Monitoring a task in apache Spark

Question

I start spark master using : ./sbin/start-master.sh as described at : http://spark.apache.org/docs/latest/spark-standalone.html

I then submit the Spark job :

sh ./bin/spark-submit \
  --class simplespark.Driver \
  --master spark://`localhost`:7077 \
    C:\\Users\\Adrian\\workspace\\simplespark\\target\\simplespark-0.0.1-SNAPSHOT.jar

How can run a simple app which demonstrates a parallel task running ?

When I view http://localhost:4040/executors/ & http://localhost:8080/ there are no tasks running :

enter image description here

The .jar I'm running (simplespark-0.0.1-SNAPSHOT.jar) just contains a single Scala object :

package simplespark

    import org.apache.spark.SparkContext

    object Driver {

      def main(args: Array[String]) {

        val conf = new org.apache.spark.SparkConf()
          .setMaster("local")
          .setAppName("knn")
          .setSparkHome("C:\\spark-1.1.0-bin-hadoop2.4\\spark-1.1.0-bin-hadoop2.4")
          .set("spark.executor.memory", "2g");

        val sc = new SparkContext(conf);
        val l = List(1)

        sc.parallelize(l)

        while(true){}

      }
    }

Update : When I change --master spark://localhost:7077 \ to --master spark://Adrian-PC:7077 \

I can see update on the Spark UI :

enter image description here

I have also updated Driver.scala to read default context, as I'm not sure if I set it correctly for submitting Spark jobs :

package simplespark

import org.apache.spark.SparkContext

object Driver {

  def main(args: Array[String]) {

    System.setProperty("spark.executor.memory", "2g")

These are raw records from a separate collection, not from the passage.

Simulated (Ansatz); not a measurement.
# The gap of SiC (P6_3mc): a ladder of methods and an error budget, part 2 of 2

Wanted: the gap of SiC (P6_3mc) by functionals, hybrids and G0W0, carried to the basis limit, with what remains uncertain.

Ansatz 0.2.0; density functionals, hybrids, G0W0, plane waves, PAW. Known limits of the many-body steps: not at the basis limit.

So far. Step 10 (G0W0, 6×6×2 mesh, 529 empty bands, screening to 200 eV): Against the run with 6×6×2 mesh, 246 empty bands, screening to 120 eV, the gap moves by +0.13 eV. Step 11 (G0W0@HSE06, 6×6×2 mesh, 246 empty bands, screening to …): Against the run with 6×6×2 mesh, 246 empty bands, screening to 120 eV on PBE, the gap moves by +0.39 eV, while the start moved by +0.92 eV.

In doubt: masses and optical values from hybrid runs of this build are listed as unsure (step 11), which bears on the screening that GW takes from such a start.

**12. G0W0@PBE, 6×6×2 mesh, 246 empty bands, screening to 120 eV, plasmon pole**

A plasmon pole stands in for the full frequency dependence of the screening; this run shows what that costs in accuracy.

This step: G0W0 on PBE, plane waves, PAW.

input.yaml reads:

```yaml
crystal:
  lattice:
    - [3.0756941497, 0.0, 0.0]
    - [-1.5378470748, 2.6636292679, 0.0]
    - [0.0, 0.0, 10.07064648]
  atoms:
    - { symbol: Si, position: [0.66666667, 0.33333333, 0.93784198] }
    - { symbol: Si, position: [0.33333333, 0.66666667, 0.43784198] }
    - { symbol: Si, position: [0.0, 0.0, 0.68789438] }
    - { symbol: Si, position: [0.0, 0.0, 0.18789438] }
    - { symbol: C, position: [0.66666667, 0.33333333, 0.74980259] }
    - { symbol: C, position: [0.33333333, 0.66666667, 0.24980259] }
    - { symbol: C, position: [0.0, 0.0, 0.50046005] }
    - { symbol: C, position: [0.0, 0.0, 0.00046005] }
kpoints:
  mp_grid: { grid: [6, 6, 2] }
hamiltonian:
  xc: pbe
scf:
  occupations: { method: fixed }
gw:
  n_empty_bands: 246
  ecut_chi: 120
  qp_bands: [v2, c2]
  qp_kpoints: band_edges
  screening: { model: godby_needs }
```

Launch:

    val sc = new SparkContext();
    val l = List(1)

    val c = sc.parallelize(List(2, 3, 5, 7)).count()
    println(c)

    sc.stop

  }
}

On Spark console I receive multiple same all same messages :

14/12/26 20:08:32 WARN TaskSchedulerImpl: Initial job has not accepted any resources; check your cluster UI to ensure that workers are registered and have sufficient memory

So it appears that the Spark job is not reaching the master ?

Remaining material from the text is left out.